The G.I. Bill and the Revitalization of Reed
In a letter dated August 8, 1945—just a week before Japan formally
surrendered, and the day before the United States dropped a second
atomic bomb, this one on Nagasaki—Frank Miller wrote that talk
of Japan’s capitulation “is slowly culminating in the
end of a long tedious war.
“It’s funny to think about the salient features of this
war and come to the conclusion of tedious,” he continued, “because
it’s so many other things—brutal, terrifying, destructive.

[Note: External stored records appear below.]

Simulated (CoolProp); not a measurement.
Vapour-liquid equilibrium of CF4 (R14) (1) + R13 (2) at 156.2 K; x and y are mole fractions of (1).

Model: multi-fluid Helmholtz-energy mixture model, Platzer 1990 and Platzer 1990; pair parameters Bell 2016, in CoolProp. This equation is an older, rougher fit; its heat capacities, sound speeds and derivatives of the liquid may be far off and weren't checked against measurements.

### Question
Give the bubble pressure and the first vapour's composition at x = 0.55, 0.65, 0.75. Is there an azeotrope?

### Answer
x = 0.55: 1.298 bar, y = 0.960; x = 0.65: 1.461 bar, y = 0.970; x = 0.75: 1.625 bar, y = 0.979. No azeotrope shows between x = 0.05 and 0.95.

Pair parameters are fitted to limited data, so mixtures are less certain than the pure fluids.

Tedious sounds so commonplace, so uninspiring and uneventful. But
even for a combat soldier, danger and terror get monotonous after
a while. For a guy on a bulldozer, whether he’s piling up shattered
stained glass and rubble in a cathedral town or Jap corpses in a rice
paddy outside some stinking little tropical village, they all want
to get away from the meaningless routine and exchange the simplicities
of fear and pain and death and fatigue for a normal, useful, creative
existence, where you do something that makes sense and the simple
things are love and work and worrying about money, and going home
nights. Well, it won’t be long now before a lot of tired G.I.s
will get a lift from seeing kids who are not hostile or frightened
or starving, just playing in the street making noise.”

An AMP cadet hits the books. |
Plenty of those G.I.s made their way to Reed, thanks to the Servicemen’s
Readjustment Act, more commonly known as the G.I. Bill. Just over
half of the 16 million men and women in uniform used tuition benefits
to get college educations, something that had once been out of reach
for most of the population.
The first three years of peace brought relief, a resumption of normal
routines, and an influx of returning veterans who resumed or embarked
on their college studies with a fervor that invigorated Reed in a
manner students of the period recall fondly.
Moshe Lenske ’50 had soldiered his way across Europe and helped
to seize the last intact bridge over the Rhine, at Remagen, allowing
American troops to surge into the heart of Germany. He had also gotten
himself smuggled into Buchenwald soon after the liberation.
“I would say—and I’m just generalizing—the
G.I.s had seen what life and living up close had been,” Lenske
recalled. “They saw destruction and terrible mangling of human
bodies. They had things on their mind, of making things better and
understanding.” The G.I. Bill, he continued, “increased
social mobility in the country big-time, and it gave the U.S. brain
power in greater amounts than would have otherwise been possible.”
Arthur Leigh arrived as a first-year economics professor in 1945, and
by 1946, the first wave of returning soldier students had boosted
the student body by about 50 percent. Tuition was now $500 a term,
double the prewar rate. Intellectual activity, he recalled, was running
at a vigorous pitch.
“I really enjoyed working with the returned G.I.s,” he
said. “They were very eager, conscientious guys. They were guys
my age and even older, and they became lifelong friends.”
Many Reed veterans took to heart the values they’d fought to
defend. Ernie Bonyhadi ’48, who had gone off to war with high
school buddy and fellow Reedite Bill Gittelsohn ’48, organized
the campus chapter of the American Veterans Committee, a liberal alternative
to more conservative organizations such as the American Legion. The
Reed group used the slogan “Citizens First, Veterans Second” as
it took progressive stands on political issues.